What constitutes great credit in 2009?: Two years ago a good FICO was 700 or better. In today’s world a 700 FICO will cost you money. If you check out a chart of Fannie & Freddie rate fees you can see that a credit score under 740 is going to cost you upfront fees in addition to the points the lender wants. These fees are for conforming loans. If you are looking for a non-conforming loan (jumbo) the best rates are for those with FICOs of 780 or higher.
Income is 1099 based = Tough: Today many lenders turn a blind eye and a deaf ear to 1099 employees. There are a few lenders making stated income loans. 1099 based borrowers must have large reserves, great credit and proven income minus tax write-offs over the past two years.
20% down might not get it done: On a conforming loan ( $729,750-) 20%-25% down and good credit (720 FICO+)will usually work. If you want to utilize an FHA loan then you can have as little as 3% down and a slightly lower FICO score but you will get a higher rate and pay upfront fees.
For a loan over $729,750 then 20% and good credit isn’t enough. You may find lenders wanting 35%-50% down with great credit (750+ FICO) and a good chunk of cash in reserve.
Adjustable rate mortgage might not make sense: Borrowers got used to having a number of choices in the types/terms of adjustable loans. There are more choices for conforming loans but if you are seeking a jumbo loan you may find your choices limited to a 1/1 or a 5/1 term . A number of lenders are not making 7/1 or 10/1 loans as they are not sure where rates will go in the future. However, a few private banks and wealth management companies are offering extremely competitive rates for 7/1 and 10/1 terms provided you have great credit and strong cash reserves. For interest only loans, add at least another .25% or more to the rate.
Refinancing can be tough: Some lenders are looking for 30%-40% equity on a refinance in markets they feel are trending downward. Lenders are not real crazy about cash out refinancing. There are some who have those programs but the fees are high.

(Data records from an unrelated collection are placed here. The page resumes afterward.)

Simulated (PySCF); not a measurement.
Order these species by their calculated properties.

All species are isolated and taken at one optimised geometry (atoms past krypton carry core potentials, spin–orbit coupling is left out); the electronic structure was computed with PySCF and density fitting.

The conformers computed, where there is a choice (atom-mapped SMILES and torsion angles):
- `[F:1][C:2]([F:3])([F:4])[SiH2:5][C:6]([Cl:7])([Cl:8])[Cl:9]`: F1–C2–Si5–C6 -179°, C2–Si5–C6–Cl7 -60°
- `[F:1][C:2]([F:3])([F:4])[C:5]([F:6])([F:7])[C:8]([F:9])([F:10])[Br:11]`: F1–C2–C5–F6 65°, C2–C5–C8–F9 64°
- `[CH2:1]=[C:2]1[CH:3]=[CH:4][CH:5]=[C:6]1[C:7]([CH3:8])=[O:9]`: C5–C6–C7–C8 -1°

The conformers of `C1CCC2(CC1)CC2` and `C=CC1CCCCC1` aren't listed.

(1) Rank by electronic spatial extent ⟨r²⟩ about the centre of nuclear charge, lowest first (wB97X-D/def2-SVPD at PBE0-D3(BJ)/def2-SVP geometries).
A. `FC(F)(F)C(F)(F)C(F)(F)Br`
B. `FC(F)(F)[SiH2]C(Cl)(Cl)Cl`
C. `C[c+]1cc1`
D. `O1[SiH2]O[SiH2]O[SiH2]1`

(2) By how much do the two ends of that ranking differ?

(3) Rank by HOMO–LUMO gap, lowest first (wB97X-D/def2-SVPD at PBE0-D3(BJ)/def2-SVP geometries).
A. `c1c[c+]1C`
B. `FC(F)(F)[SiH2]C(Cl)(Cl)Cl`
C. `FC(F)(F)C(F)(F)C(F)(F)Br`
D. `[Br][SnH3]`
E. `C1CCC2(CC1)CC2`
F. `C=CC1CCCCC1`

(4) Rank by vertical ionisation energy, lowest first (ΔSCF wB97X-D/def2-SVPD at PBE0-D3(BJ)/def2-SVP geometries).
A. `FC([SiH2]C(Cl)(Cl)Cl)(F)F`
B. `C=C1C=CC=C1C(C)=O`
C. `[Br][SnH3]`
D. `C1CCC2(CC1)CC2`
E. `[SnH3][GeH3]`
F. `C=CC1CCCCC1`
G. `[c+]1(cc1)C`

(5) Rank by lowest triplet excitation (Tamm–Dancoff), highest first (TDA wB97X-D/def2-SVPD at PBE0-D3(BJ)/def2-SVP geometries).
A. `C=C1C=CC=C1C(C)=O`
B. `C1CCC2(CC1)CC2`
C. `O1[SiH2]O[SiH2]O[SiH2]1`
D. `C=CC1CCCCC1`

In today’s market the best way to ensure you get a loan is to do your homework. If you are buying a home you need to be fully approved before making an offer and be ready to throw in additional cash if necessary. If you are refinancing, don’t expect the process to be easy. Remember, cash in the bank can buy a lot of goodwill and provide you with a great opportunity to take advantage of this market.